So, regarding phix vs eu, the builtin is fine, standard call is 3x, call_func is 4x...
(The 3x-ish ratio between kustom and call_func within each is about the same across all three and not discussed further)

Now, taking the headline 4x of call_func first:
in builtins/pcallfunc.e the hll function call_common is used, in theory all that code could be rewritten from hll to low-level assembly, and perhaps that could get us from 4x to 3x, but there is a fair chance that doing so would not make even the slightest dent; I suspect the real problem is elsewhere. (while I was there, I made a small improvement to call_proc, that oddly enough made no difference at all to call_func)

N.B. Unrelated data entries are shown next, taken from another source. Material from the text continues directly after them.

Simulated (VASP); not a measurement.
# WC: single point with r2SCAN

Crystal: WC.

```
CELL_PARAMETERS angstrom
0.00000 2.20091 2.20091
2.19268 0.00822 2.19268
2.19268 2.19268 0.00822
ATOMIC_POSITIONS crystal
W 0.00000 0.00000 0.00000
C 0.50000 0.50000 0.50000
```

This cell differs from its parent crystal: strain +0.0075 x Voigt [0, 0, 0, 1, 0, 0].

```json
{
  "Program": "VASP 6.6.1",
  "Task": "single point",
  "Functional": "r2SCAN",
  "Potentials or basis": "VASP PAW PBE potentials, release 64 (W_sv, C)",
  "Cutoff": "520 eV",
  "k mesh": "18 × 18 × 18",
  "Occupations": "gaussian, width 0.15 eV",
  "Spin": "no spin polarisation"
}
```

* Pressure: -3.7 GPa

More shocking, and probably 75% of the 4x issue anyway, is the 3x difference between a plain hll call in Phix and OpenEuphoria, made stranger by the fact that overall performance otherwise seems pretty much on a par.
I found a few bits of old debug code but removing them made little difference.
My instinct says that the Phix code is suffering at least two (extra) branch mispredictions and corresponding pipeline flushes.
I quickly tried a few things that made absolutely no difference.

Perhaps the compiler could sort locals by type, integer last, to minimise the dealloc loop inside opRetf.
Perhaps integer-only routines could use an optimised variant of opRetf with no dealloc loop....
Otherwise I'm at a bit of a loss (regarding any other way to improve opFrame/opRetf in builtins/VM/pStack.e).

In summary: I cannot see a quick fix for this.
The more subtle 3x is probably more significant that the headline-making 4x.
At least from a Phix perspective, use of call_func in any sort function should indeed be minimised, at least for now.

Pete

### 8. Re: call_func is expensive

petelomax said...

In summary: I cannot see a quick fix for this.
The more subtle 3x is probably more significant that the headline-making 4x.
At least from a Phix perspective, use of call_func in any sort function should indeed be minimised, at least for now.

Pete

I find that one can write a "test" that can show that call_function has a penalty, but not horrible one. Just fuss with different loops and you can generate "better" results.

Benchmarking is inexact...

_tom